9.2.21

Delhi: Third Ring Road


Delhi Development Authority’s Urban Extension Road-II, touted as Delhi’s third ring road, will make travelling from the northern end of the capital to Indira Gandhi International Airport and other southern areas a breeze. After a decade-long delay, the project is set to finally take off.

DDA handed over the project to National Highways Authority of India as it was felt the latter was better equipped to handle work of this scale. While DDA officials are tight-lipped about the UER-II, sources said that a proposal has been prepared to tide over the fund requirement of Rs.7,715.6 crore, with Rs.4,000 crore being the viability gap funding required for work completion.
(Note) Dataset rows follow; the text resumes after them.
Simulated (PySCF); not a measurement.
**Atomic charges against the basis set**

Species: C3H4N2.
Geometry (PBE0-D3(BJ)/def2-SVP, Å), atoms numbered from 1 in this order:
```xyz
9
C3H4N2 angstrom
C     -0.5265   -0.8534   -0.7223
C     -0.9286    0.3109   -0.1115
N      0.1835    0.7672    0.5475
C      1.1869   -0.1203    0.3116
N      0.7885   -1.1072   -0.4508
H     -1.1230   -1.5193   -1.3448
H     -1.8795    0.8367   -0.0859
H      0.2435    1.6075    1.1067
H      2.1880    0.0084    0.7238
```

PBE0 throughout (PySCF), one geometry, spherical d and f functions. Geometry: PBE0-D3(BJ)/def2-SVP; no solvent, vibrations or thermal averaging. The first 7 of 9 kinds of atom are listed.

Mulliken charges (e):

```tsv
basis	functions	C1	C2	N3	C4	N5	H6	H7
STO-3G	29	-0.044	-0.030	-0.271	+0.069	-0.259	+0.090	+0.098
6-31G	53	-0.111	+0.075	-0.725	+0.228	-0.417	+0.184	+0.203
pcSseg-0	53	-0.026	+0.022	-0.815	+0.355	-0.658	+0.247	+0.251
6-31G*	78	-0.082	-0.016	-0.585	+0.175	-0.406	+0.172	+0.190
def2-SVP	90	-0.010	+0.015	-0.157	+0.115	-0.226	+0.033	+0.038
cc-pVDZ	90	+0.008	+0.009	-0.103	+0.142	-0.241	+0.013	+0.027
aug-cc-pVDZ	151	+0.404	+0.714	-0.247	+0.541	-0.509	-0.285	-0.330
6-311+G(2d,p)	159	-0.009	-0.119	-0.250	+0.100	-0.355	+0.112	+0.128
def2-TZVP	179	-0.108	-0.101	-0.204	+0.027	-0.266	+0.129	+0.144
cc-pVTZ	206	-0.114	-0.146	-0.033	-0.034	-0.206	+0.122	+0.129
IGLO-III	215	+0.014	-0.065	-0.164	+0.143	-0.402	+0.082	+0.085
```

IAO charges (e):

The project, envisaged to ease congestion on the arterial roads of Delhi, has been delayed for almost a decade for various reasons, stuck, for instance, over the issue of funding for three years now. While it was earlier decided that DDA would hand over 125 acres along the road to NHAI, which the latter could monetise to generate funding, sources said that 350 acres could now be used for the purpose now, though a final decision is pending.

The nearly 80-km road will start from NH-1 near Narela, cross NH-10 through Rohini and Dwarka, touch IGIA and NH-8 near Rajokri and end at NH-2 near Badarpur. While a 49-km section between NH-1 and NH-8 and Nelson Mandela Marg will be completed in Phase I, Urban Extension Road will be extended 11 km to Badarpur in Phase II.

UER-II is part of the roads extension proposed in Master Plan for Delhi 2021. Land acquisition, particularly in areas like Mundka, Najafgarh, Dichaon Kalan, Kanjhawala, was a major problem. The other problem was large-scale encroachment on land through which the road was to pass. DDA managed to clear most of these encroachments and that is a reason the authority is keen that work should start quickly to prevent re-encroachments.

Sources said NHAI wanted DDA to fund the project, but DDA felt that NHAI should instead put up toll barriers on the new road to recover the project cost. A source said that NHAI believed that if it collected toll for road usage, the project would be unviable. It was then suggested to NHAI that some land instead could be given to it to monetise. The land-owning agency followed this model when it gave Delhi Metro Rail Corporation land for commercial exploitation to fund the projects.

DDA believes the land provided to NHAI along the road will rise in value once the road comes up and the highway body could then be able to monetise the land. It was decided by 2019-end that 125 acres of land would be handed over to NHAI, but the plan couldn’t fructify. Sources said that there were plans to transfer 350 acres of land later, but a final decision on opting for this model or choosing another funding model was yet to be taken.